Linux File Permissions & Security
Wrong permissions crash deploys. chmod 777 gets you pwned. Here's how to set, audit, and fix Linux file permissions the right way.
The Script
Paste this into a file called permissions-audit.sh. It scans a target directory for world-writable files and saves a report when it finds them.
#!/bin/bash # permissions-audit.sh — BashSnippets.xyz # Audit and report dangerous file permissions set -euo pipefail CHECK="✓" CROSS="✗" SCAN_DIR="${1:-/var/www}" DANGEROUS_PERMS="777" REPORT_FILE="/tmp/perms-audit-$(date +%Y%m%d).txt" echo "Scanning: $SCAN_DIR" echo "Looking for world-writable files ($DANGEROUS_PERMS)..." echo "" FOUND=$(find "$SCAN_DIR" -perm "$DANGEROUS_PERMS" -type f 2>/dev/null) if [ -z "$FOUND" ]; then echo "$CHECK No $DANGEROUS_PERMS files found in $SCAN_DIR" else echo "$CROSS DANGER: World-writable files found:" echo "$FOUND" echo "$FOUND" > "$REPORT_FILE" echo "" echo "Report saved to: $REPORT_FILE" fi echo "" echo "--- Recommended Permissions ---" echo "Files: chmod 644 (rw-r--r--)" echo "Directories: chmod 755 (rwxr-xr-x)" echo "Executables: chmod 755 (rwxr-xr-x)" echo "SSH keys: chmod 600 (rw-------)" echo "Private dirs: chmod 700 (rwx------)"

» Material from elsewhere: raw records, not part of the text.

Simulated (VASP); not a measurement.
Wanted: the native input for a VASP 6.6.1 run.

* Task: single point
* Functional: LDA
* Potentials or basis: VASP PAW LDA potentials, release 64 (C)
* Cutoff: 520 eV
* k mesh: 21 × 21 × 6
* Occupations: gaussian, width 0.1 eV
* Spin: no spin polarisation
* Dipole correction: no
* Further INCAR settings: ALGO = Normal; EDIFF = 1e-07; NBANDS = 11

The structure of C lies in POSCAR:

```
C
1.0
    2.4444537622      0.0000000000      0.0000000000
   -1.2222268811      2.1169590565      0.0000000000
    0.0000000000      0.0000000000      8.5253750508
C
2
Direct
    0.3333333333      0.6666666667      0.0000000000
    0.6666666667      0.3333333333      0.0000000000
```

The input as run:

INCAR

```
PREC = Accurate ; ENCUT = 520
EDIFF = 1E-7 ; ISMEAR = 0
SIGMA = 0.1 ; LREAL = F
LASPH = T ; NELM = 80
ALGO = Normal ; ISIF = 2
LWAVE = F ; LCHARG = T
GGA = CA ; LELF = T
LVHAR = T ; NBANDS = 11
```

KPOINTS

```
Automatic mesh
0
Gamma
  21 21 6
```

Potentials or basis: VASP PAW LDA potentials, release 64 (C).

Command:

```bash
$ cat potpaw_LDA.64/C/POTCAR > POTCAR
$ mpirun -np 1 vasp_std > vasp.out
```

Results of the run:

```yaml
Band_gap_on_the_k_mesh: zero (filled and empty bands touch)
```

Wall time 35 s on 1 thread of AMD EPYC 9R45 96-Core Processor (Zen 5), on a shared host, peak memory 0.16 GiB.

find "$SCAN_DIR" -perm "$DANGEROUS_PERMS" -type f searches for files with exact 777 permissions. Those files are world-writable, which means any user or compromised process can overwrite them.
How to Use It
chmod +x permissions-audit.sh./permissions-audit.sh /var/www- Review report at
/tmp/perms-audit-[date].txt - Fix flagged files:
chmod 644 flagged-file.txt
chmod +x permissions-audit.sh ./permissions-audit.sh /var/www chmod 644 flagged-file.txt
chmod Basics
Octal mode
7= rwx (read+write+execute)6= rw- (read+write)5= r-x (read+execute)4= r-- (read only)0= --- (no permissions)
Format: chmod [owner][group][other] file
chmod 644 file.txt # owner rw, group r, other r chmod 755 script.sh # owner rwx, group rx, other rx chmod 600 id_rsa # owner rw, no one else
Symbolic mode
chmod u+x script.sh # add execute for owner chmod go-w file.txt # remove write for group and other chmod a+r file.txt # add read for all (a = all)
Common Permission Patterns
| Pattern | Octal | Use Case |
|---|---|---|
| rw-r--r-- | 644 | Regular files, configs, web assets |
| rwxr-xr-x | 755 | Directories, executables, scripts |
| rw------- | 600 | SSH private keys, secrets |
| rwx------ | 700 | Private directories |
| rw-rw-r-- | 664 | Shared group files |
Recursive Changes
Recursive permission changes are where people usually break deploys. Directories need the execute bit so users and processes can enter them.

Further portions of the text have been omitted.